MarkQL Tutorial

This is the canonical tutorial for MarkQL.

If you only read one top-level document in this repository, read this one.

What MarkQL Is

MarkQL is a SQL-style query language for HTML. It treats parsed DOM nodes as rows and lets you filter and project them using familiar query structure: SELECT ... FROM ... WHERE ....

MarkQL exists to solve a practical extraction problem: you usually do not fail at finding one value once; you fail at keeping extraction stable after page updates. MarkQL addresses that by making row selection and field extraction explicit instead of mixing them in ad-hoc traversal code.

This model can feel unusual at first if you are used to one-pass scraping scripts. That is normal. Once the row/field separation clicks, debugging gets much faster because each query has a clear failure point.

Note: The Core Mental Model

Note

MarkQL runs in two stages:

Outer WHERE filters row candidates.

Field expressions compute output values for each kept row.

The most important consequence is:

Outer WHERE decides whether a row exists in output.

Field predicates decide which node supplies a field value.

If a field has no matching supplier, that field becomes NULL. The row remains unless outer WHERE excludes it.

Rules To Remember

Probe candidate rows first. Do not start with a large PROJECT(...).
Use durable anchors (data-*, structural patterns) before cosmetic class-only filters.
Add EXISTS(...) guards when cards can be incomplete variants.
Treat repeated blocks explicitly with FIRST_... and LAST_....
Normalize output values in-query (TRIM, REPLACE) before export.
Keep extraction functions (TEXT, INNER_HTML, RAW_INNER_HTML) behind an outer WHERE clause.

Scope Diagram

doc
├─ node #A (candidate row) -- outer WHERE --> keep or drop
│   ├─ descendant d1
│   ├─ descendant d2
│   └─ descendant d3
└─ node #B (candidate row) -- outer WHERE --> keep or drop

For each kept row:
  PROJECT(row) fields choose suppliers from [row + descendants]

Build and First Command

Build:

./scripts/build/build.sh

Listing 1: Verify the CLI and inspect rows

./build/markql \
  --input docs/fixtures/basic.html \
  --query "
SELECT section(node_id, tag)
FROM doc
WHERE attributes.class CONTAINS 'result'
LIMIT 5;
"

Observed output:

node_id  tag
6        section
11       section
16       section
Rows: 3

Why this first listing matters: it confirms parsing works and shows that your row anchor (section with class containing result) is real before field extraction begins.

Query Shape

General structure:

SELECT <items>
FROM <source>
[WHERE <predicate>]
[ORDER BY <field> [ASC|DESC]]
[LIMIT n]
[TO LIST() | TO TABLE() | TO CSV('file.csv') | TO PARQUET('file.parquet') | TO JSON(['file.json']) | TO NDJSON(['file.ndjson'])];

Common sources:

FROM doc
FROM document
FROM 'local.html'
FROM 'https://example.com'
FROM RAW('<div>...</div>')

Alias Naming Convention (Recommended Style)
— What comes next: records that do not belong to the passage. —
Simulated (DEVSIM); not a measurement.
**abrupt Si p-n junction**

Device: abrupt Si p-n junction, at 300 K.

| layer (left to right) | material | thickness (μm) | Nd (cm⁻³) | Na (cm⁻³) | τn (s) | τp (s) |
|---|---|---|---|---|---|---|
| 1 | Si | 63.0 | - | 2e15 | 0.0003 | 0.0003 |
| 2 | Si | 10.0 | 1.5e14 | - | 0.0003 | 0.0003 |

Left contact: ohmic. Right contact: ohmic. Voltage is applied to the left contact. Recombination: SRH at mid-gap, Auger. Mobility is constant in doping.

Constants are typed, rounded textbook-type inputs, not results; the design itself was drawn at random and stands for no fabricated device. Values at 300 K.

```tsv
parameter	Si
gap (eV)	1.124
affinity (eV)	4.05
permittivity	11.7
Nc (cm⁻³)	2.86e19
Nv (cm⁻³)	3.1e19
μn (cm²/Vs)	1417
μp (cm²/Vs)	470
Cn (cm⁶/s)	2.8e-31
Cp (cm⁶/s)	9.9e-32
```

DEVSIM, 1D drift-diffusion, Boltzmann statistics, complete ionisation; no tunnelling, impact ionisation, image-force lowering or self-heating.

This is a readability convention, not a language rule.

FROM doc binds an implicit row alias named doc.
FROM doc AS node_doc rebinds the row alias to node_doc; doc.* is no longer bound in that scope.
Use node_<semantic> for DOM node rows.
Use r_<semantic> for CTE/derived logical rows.

Examples:

SELECT self
FROM doc AS node_doc;

Compatibility note:

SELECT <from_alias> remains accepted for backward compatibility in query shapes where it already behaved as row-node return sugar.
Lint now warns for that ambiguous pattern and recommends SELECT self.

WITH r_rows AS (
  SELECT node_row.node_id AS row_id
  FROM doc AS node_row
  WHERE node_row.tag = 'tr'
)
SELECT r_rows.row_id
FROM r_rows;

Short table-trimming example:

SELECT table
FROM doc
TO TABLE(TRIM_EMPTY_ROWS=ON, TRIM_EMPTY_COLS=TRAILING);

This keeps the table rectangular, drops fully empty padding rows, and trims only right-edge empty columns.

Running Scripts

You can run multiple statements from a .sql file:

./build/markql \
  --query-file ./queries/report.sql \
  --input docs/fixtures/basic.html

Script rules:

Statements are separated by ;.
A trailing semicolon is allowed.
Empty statements are ignored.
By default execution stops on the first failing statement.
Use --continue-on-error to execute remaining statements.
Use --quiet to suppress == stmt i/N == delimiters.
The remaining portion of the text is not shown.